If Mama Ain’t Happy . . .

Not a Danish fjord, but fjord nonetheless. (From my optimistically titled book, Iceland: The Warm Country of the North.)

Last Thursday afternoon was one of my babysitter afternoons, during which my three darling children go to a babysitter’s house for a few hours and I do … whatever I want.

It took me a while to figure out what I even wanted to do. I had that odd sluggish feeling hovering about.

You know how when you have postpartum depression it feels like an enormous gray cat is sitting on your brain? And you feel overwhelmed with life, and can’t even think of what the next thing to do would be, but you know you don’t have the energy to do it? And the least little thing makes you burst into tears?

That’s how I feel by the end of the homeschool week. It’s a passing cloud, not a lingering blackness, but I usually do seem to be in a bit of a fog by the end of the week.

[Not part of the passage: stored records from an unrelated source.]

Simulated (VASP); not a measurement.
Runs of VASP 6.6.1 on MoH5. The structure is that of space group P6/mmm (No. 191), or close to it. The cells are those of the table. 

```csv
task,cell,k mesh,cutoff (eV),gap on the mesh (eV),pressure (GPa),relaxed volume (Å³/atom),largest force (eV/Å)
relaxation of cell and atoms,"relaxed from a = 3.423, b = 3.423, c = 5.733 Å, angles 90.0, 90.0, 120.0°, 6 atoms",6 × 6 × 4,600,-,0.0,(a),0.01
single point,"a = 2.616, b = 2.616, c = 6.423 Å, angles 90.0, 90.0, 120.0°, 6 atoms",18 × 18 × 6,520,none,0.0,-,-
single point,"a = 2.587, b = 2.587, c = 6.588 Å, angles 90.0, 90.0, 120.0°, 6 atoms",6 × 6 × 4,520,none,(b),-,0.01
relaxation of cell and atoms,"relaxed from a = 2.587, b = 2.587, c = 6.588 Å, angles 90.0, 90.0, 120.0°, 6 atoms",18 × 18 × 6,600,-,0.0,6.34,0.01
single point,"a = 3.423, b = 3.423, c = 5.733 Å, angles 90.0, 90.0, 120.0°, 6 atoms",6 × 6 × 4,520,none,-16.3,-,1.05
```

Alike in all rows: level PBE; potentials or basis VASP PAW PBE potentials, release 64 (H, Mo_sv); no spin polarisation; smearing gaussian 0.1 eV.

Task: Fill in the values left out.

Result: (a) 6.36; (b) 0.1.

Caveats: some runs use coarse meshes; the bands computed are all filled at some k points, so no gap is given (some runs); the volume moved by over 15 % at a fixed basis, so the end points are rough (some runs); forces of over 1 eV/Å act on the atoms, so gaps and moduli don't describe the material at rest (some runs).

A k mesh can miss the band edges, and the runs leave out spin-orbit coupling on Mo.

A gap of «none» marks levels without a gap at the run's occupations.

I am so worn out from the constant demands for my time and attention (and food, always food), from breaking up fights, and for having to make sure everyone gets their
school done that I really look forward to some alone time. (I am an introvert,
so I get recharged by time alone; you might enjoy time with a friend more.)

I tried to go home and be productive this past Thursday afternoon, sorting through the kids’ outgrown clothes, boxing up summer clothes, vacuuming up the ten pounds of debris on my living room carpet. But when the vacuum cleaner started making strange sounds and not working properly, and this caused me to almost burst into tears, I knew it was time for an intervention.

I made myself go to the YMCA.

And, oh, it was glorious. I didn’t have to settle any fights in the car on the way over. I didn’t have even one single child to shepherd into the children’s area. I got to run on the treadmill. The treadmills have TVs with cable, so I got to watch House Hunters International about a sweet American couple trying to find a house on a fjord in Denmark.

It made me exceedingly happy.

Sometimes it seems like a luxury, doesn’t it? To take time for ourselves?

But the alternative, with me at least, is to keep going, chugging along getting grumpier and grumpier at “all the work I have to do,” even though I know it wouldn’t be spiritual to admit it, and then I get crankier and crankier at all the people around me.

“You want a piece of cheese? Didn’t I just feed you, like, four hours ago?” Sigh.

My kids spill milk. I grit my teeth and try not to be mad.

They fight. I gripe at them to be nice.

I’m not saying there’s ever an excuse for me acting that way. I should pray, and I do. I should read my Bible in the mornings, and I do (some days).

But sometimes, it really helps to go for a run.

Those endorphins helped lift my cloud. I could see sunshine again.

I was able to think and analyze some of the changes I needed to make in our lives. I suddenly had all kinds of plans for the next few weeks, most of which taking time to slow down, stay home (and off the computer), and make things in the Crock Pot.

(I was also inspired by the couple on my treadmill TV who were moving from California to experience the slower pace of life in Denmark with their two young girls. I want that for my kids.  I was yearning to nestle us all down by a Danish Fjord (with no TVs and maybe limited electricity), but since my husband and children are rather attached to Oklahoma, we’ll have to be content here.)

I’m not saying any of us “deserve” time to ourselves, or that it’s a requirement to be happy. Amy Carmichael chose to be joyful during persistent health problems. Corrie Ten Boom chose to be thankful in a Nazi prison camp. Many women have much harder situations in life than I do.

I do think it makes sense, though, when it is feasible in my own situation, to do those things that make me a stronger, better wife and mother.

When I picked up my kids that evening, after a nice run and a healthy dinner, I felt refueled. I was happy to see them. I was glad to get to go home and be their Mommy again. I was glad to see my husband when he came home, and I had energy to talk with him.

Life can be stressful and exhausting.  But when we choose to make time to do something that makes us happy, to renew and refresh, I think we are stronger and more
joyful women for our families.

What makes you happy? How do you make time to do it? Do you feel guilty for doing it?